For years, ICJS has worked with middle and high school teachers from public, independent, and religious schools navigating one of the most complicated realities of American education: Religion is present in the classroom, even when no one names it.
Students bring religious identities, assumptions, histories, holidays, and inherited narratives with them every day. Teachers do too. So do curricula, calendars, and school cultures. The question is not whether religion is present, but whether we are prepared to engage it thoughtfully.
Few people at ICJS have helped shape that work more than Christine Gallagher, ICJS head of program and program director for teachers & schools. A member of ICJS’ inaugural Fellowship for Teachers cohort in 2018–2019, Christine went on to lead the seven cohorts that followed, helping educators think more deeply about religion, identity, and belonging in the classroom.

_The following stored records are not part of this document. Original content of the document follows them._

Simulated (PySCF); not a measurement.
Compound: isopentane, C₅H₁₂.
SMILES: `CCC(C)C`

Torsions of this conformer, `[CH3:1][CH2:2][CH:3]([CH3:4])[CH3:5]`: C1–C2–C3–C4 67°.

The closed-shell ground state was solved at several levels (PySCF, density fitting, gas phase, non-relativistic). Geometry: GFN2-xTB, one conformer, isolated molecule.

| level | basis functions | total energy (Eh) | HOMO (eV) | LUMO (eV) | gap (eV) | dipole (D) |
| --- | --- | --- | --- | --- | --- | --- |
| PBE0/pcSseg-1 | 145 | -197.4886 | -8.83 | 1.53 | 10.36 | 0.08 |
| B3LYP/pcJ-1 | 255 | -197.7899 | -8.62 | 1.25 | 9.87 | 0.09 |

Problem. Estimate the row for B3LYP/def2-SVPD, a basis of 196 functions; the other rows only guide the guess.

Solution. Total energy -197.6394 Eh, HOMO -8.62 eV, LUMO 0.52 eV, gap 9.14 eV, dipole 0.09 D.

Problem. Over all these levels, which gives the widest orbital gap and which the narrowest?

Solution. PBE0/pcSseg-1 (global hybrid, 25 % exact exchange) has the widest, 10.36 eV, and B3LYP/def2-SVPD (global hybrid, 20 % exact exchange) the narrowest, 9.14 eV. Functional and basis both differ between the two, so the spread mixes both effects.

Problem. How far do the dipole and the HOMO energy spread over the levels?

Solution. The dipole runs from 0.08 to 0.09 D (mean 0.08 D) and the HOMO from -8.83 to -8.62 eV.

At ICJS, we describe this work through an “Interreligious Framework,” a concept conceived by Christine: how religion is present in the subject curriculum, students’ identities, the school’s institutional context and culture, and the teacher’s own perspective and biases. It is not devotional theology, nor simply the detached study of “world religions.” It is religion as lived reality—shaping civic life, identity, relationships, and belonging.
Upon reflecting on this year’s cohort and their learning centered in the Interreligious Framework, Christine noted that four themes emerged.
1. There is no such thing as a neutral classroom.
One of the most important shifts teachers encounter during the Fellowship is recognizing what many describe as “The Myth of Objectivity.” Every classroom already reflects choices about whose histories matter, which holidays structure the calendar, what literature counts as canonical, and which perspectives are treated as “normal.”
Often, defaults rooted in Western or Christian traditions go unnamed, making other identities feel supplemental or invisible. Teachers in our Fellowships frequently discover that simply naming those defaults can open more honest and inclusive conversations about culture, history, and belonging.
2. Embrace students’ identities beyond heritage months and holidays.
Teachers consistently tell us that students know when parts of themselves are welcome only occasionally. An interreligious approach asks educators to move beyond isolated celebrations or symbolic recognition.
Instead, teachers work to honor what is sacred to students throughout the year: building on what students already know, recognizing the experiences they carry, and creating classrooms where they do not have to leave part of themselves at the door in order to participate fully.
3. Interreligious learning begins with curiosity and respect.
One idea that resonates deeply with teachers is the concept of “holy envy,” the ability to appreciate what is beautiful or sacred in another person’s tradition without needing to claim it as one’s own.
That posture shifts interreligious engagement away from competition or debate and toward curiosity, respect, and community. Teachers often find that this approach also changes relationships with families and caregivers, inviting parents to become partners and allies rather than outsiders to classroom conversations about identity and difference.
4. Teachers’ own perspectives and biases are part of the framework.
An Interreligious Framework does not treat teachers as neutral observers standing outside the classroom dynamic. Teachers bring their own identities, assumptions, blind spots, and experiences into the room every day.
One reflection we hear often is that “mirrors are easier than windows.” It is easier to teach stories that reflect our own experiences than stories that challenge our assumptions or stretch our understanding. The work, then, includes examining our own identity “fences” and asking difficult questions: Which stories am I centering? Which voices are missing? What realities have I never had to notice before?
The teachers we work with remind us that interreligious education is not ultimately about mastering information. It is about learning how to live together honestly and humanely in a religiously diverse society.
And that work begins not somewhere else, but in the everyday life of the classroom.